This Valentines Day I’m going to dissect a bad queer romcom and see what makes it tick. Shake It All About (aka En kort en lang) stars Mads Mikkelsen as a cad who cheats on his boyfriend with a married woman. The film tries to balance romcom shenanigans with ugly cruelty. This tonal whiplash left me wondering who the film was for.
Let’s break it down in a spoiler filled recap.
Act One: A Love Triangle
Scene One: A Birthday Party in Copenhagen
MADS MIKKELSEN (An architect): Jørgen, let’s get married!
JØRGEN (A guidance counselor): Anything for the birthday boy!
CAROLINE (Jørgen’s sister-in-law): I’m so happy for you!
(Mads and Caroline get drunk and make out.)
MADS: Wait. Am I bisexual?
Scene Two: Contrasting Work Days
RUDE BOSS: It’s so nice to have a token gay in the office.
MADS: Go to hell.
TWINK STUDENT: Mr. Jørgen, I want to thank you for all you’ve done. Personally.
JØRGEN: Sorry. I’m in a committed relationship. I would never compromise that.
Scene Three: An Affair
JØRGEN: I’m off to visit my parents. Kiss me goodbye?
MADS: Not in public.
PILOT (Jørgen’s brother and Caroline’s husband): I’m flying international. I won’t be home for ages.
CAROLINE: What else is new?
(Mads and Caroline sneak off and have sex.)
Act Two: Tonal Whiplash
Scene Four: An Accident
JØRGEN: Do you love her?
MADS: I don’t know.
(Jørgen has a drunken car accident and loses an eye!)
MADS: I’m so sorry. Do you need anything?
JØRGEN: An eye
Scene Five: Skating Rink
(Mads and Caroline go ice skating. Hold hands.)
MADS: It’s nice to show affection in public without being judged.
RUDE GAY FRIENDS: Yoo-hoo! What are you doing with that hussy!?
(Mads does prat falls on the ice.)
RUDE GAY FRIENDS: Nice to see some physical comedy. That eye thing really killed the mood.
Act Three: Romcom Tropes
Scene Six: Wedding
CAROLINE: I’m pregnant and my husband divorced me.
MADS: Let’s get married.
PRIEST: Do you Mads take this woman to be your lawfully wedded wife?
CAROLINE: Go to him. We’ll work out custody later.
Scene Seven: Chase
(Mads steals a policewoman’s horse and rides to the airport.)
MADS: STOP THAT PLANE! THE MAN I LOVE IS ON BOARD!
JØRGEN: Why should I trust you now?
MADS: How about I kiss you in public to show I’ve overcome my internalized homophobia?
JØRGEN: It’s a start. (They kiss.)
PILOT: I guess I’ll get back together with my pregnant ex-wife.
I Only Have Eyes for You
History was made… on October 1, 1989, when Denmark became the first country in the world to allow same-sex couples to tie the knot.Pink News
The opening and closing scenes suggest a romantic farce. So do the cartoonish (mildly homophobic) gay friends. But the mid-stretch is full of violent arguments, tearful break downs and guilt-ridden hook ups. Plus, the whole thing with the eye.

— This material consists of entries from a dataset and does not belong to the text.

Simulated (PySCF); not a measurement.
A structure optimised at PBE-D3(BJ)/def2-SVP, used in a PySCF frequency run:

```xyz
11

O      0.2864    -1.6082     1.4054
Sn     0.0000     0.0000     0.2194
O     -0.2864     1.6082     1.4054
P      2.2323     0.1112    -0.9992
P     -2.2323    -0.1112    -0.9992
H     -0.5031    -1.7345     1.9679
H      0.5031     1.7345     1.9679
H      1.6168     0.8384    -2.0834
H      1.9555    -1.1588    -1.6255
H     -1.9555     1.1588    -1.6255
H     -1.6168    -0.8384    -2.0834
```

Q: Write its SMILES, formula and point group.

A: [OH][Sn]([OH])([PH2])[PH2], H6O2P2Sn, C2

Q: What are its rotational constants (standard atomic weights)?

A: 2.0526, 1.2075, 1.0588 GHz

Your feelings on adultery will color your reaction to the film. Most romcoms keep the leads single and the third wheel unsympathetic. If the rejected party is too sweet, as with Jørgen, then it makes the other two feel like villains. I had the same reaction to 2005’s Imagine Me and You. Piper Perabo leaves her husband, Matthew Goode, for Lena Headey. Goode was so sympathetic, and his heartbreak so devastating, that he upstaged the leads.
Some critics called the film bi-phobic. But Mads isn’t necessarily invoking the “greedy bisexual” trope. Instead, the film treats the affair as an escape. We see Mads endure homophobic treatment from strangers, co-workers and even his parents. He’s afraid (and ashamed) to show affection for Jørgen in public. Caroline meanwhile struggles to raise a child and complete her studies with no help from her absent (hard-working) husband. Their trysts let them try new identities. Until the pregnancy brings reality back.
In 2013 the story was adapted into a musical. Perhaps songs sweeten the sour tale. I can’t recommend the film to anyone but Mads Mikkelsen completists. They’ll get to see him kiss a man, ride a horse, and perform some pratfalls. Maybe that’s enough.